Sunday, October 01, 2006
Am I safe? Pondering hope & despair under the new detainee law
By Pamela K. Taylor
As I watched with incredulity as our government legalized what most of us would consider torture, strip habeas corpus rights from "enemy combatants" who could be American citizens, allow hearsay, coerced testimony, secret evidence (in which a defendant does not know the evidence, or perhaps even the charge, against him), indefinite detentions with no trial, I wavered between disbelief and despair.
I have real fears that the government may go on a spree, rounding up whoever they like, without any of us having the right to challenge that imprisonment.
Am I safe?
Before 9-11, my husband and I had been supporting an orphan through an organization that turned out to be siphoning the funds to terrorist groups in Afghanistan. (So says our government, but after Iraq and the elusive Weapons of Mass Destruction, I don't even know if I should believe that contention.) After we recovered from our fear of donating to Islamic charities, we picked an organization that had supposedly been cleared by Sen. Chuck Grassley, an Iowa Republican, but only months later was shut down.
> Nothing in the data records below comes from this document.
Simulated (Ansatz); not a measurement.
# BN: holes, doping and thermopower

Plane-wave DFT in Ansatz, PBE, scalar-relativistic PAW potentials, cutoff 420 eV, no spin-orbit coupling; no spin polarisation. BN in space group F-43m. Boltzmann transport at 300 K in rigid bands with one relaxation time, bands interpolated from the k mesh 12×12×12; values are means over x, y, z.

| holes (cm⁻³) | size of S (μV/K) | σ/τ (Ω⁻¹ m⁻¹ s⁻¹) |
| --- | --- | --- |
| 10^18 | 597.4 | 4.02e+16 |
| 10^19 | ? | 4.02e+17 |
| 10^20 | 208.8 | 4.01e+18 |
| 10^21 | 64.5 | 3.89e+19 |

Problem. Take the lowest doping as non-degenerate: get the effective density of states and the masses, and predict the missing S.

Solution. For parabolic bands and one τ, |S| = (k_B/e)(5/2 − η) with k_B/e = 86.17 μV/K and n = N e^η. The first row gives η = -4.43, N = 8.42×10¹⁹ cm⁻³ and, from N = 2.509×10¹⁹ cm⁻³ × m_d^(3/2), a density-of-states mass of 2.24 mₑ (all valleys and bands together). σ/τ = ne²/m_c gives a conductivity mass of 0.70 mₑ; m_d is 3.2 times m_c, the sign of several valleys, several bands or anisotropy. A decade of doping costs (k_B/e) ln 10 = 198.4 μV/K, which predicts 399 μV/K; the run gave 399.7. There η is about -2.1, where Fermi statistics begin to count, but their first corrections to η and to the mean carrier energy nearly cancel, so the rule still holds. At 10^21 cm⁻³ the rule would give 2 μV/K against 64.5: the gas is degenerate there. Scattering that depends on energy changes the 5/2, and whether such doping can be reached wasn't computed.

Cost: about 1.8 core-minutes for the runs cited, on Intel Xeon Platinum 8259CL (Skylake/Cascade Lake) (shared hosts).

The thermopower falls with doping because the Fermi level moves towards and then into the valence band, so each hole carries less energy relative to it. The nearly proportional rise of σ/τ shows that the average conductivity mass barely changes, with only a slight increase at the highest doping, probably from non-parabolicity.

Will the fact that we picked poorly twice be seen as a pattern? Proof of nefarious intentions?
Will my outspoken opposition to many of America's foreign policies be used as an excuse to claim I'm giving comfort to terrorists? Will they pick me up, along with other folks who spoke at peace demonstrations?
I have young children, what would happen to them? Would relatives step up and take care of them, or would the courts appoint guardians from the foster care system? Would I have any say over who they go to?
It is a depressing thought, indeed.
The only lantern of hope I hold out is to consider the history of the 18th Amendment, creating the prohibition against alcohol. The amendment was a mistake, and a few years later, our elected officials realized that and repealed it. With any luck, in a few years (or even better a few months) our elected officials will pass a new law repealing the Military Commisions Act. Or, perhaps, the Supreme Court will strike it down as unconstitutional.
I have great hope that we won't continue down the path of increasing executive branch authority, decreasing checks and balances, and that we won't let fear gut the rights and liberties enshrined in the Constitution.
We have taken wrong turns before -- the shameful treatment of the native population, slavery, the internment of the Japanese, the McCarthy era. Sometimes it took only a few years to realize our mistake, and sometimes it took a lot longer. Hopefuly this one will take less time, rather than more.